I know nothing of poker; but I'm assuming the three cards you throw away are not added back to the deck before you choose three new cards from it. If this is not the case, the following isn't relevant (but you can suitably modify it, and in fact it becomes an easier problem):

You may assume that the "new deck" from which you choose the three new cards:

$\ \ $1) has a pair missing

$\ \ $2) has three other cards missing that have distinct face values and distinct from the face value of $\ \ \ \ \ \ $the original pair.

So, for example, the new deck is missing the two of hearts, the two of spades, the four of diamonds, the five of diamonds, and the ace of hearts. You may assume that this is the case.

Now you want to find the probability that selecting three cards from this new deck of 47 gives you a better hand. This can occur in, and only in, the following mutually exclusive ways:

$\ \ $1) you obtain a three of a kind whose face value is the same as your original pair (and nothing $\ \ \ \ \ \ $better).

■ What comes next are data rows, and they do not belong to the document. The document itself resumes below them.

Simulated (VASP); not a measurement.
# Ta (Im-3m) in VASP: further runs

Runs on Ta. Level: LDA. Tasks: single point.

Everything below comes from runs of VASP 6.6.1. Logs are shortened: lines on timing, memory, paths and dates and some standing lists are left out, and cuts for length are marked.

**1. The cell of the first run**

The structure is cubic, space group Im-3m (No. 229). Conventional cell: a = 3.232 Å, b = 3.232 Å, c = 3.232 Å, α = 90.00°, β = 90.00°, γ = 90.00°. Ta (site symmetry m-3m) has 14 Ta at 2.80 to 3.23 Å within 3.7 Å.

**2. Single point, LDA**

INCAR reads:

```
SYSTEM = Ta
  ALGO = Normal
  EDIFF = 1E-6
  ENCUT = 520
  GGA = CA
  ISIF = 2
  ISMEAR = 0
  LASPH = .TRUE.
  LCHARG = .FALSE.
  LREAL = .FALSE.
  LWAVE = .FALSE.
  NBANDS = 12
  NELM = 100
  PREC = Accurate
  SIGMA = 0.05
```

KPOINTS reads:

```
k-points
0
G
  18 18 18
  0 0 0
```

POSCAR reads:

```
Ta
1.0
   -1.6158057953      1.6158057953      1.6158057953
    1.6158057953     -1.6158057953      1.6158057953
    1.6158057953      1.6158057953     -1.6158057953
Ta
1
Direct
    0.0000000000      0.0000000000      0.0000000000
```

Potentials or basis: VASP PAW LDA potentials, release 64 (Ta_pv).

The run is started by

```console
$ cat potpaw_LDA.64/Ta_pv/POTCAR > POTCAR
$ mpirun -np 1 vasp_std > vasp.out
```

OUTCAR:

$\ \ $2) you obtain a four of a kind.

$\ \ $3) you obtain an additional pair, distinct from the original pair, and nothing better.

$\ \ $4) you obtain a full house (note this can occur in two fundamentally different ways).

As stated above, the above list is complete. You better your hand if and only if one of the above occurs.

So, find the probability of each of the above cases ocurring and take their sum.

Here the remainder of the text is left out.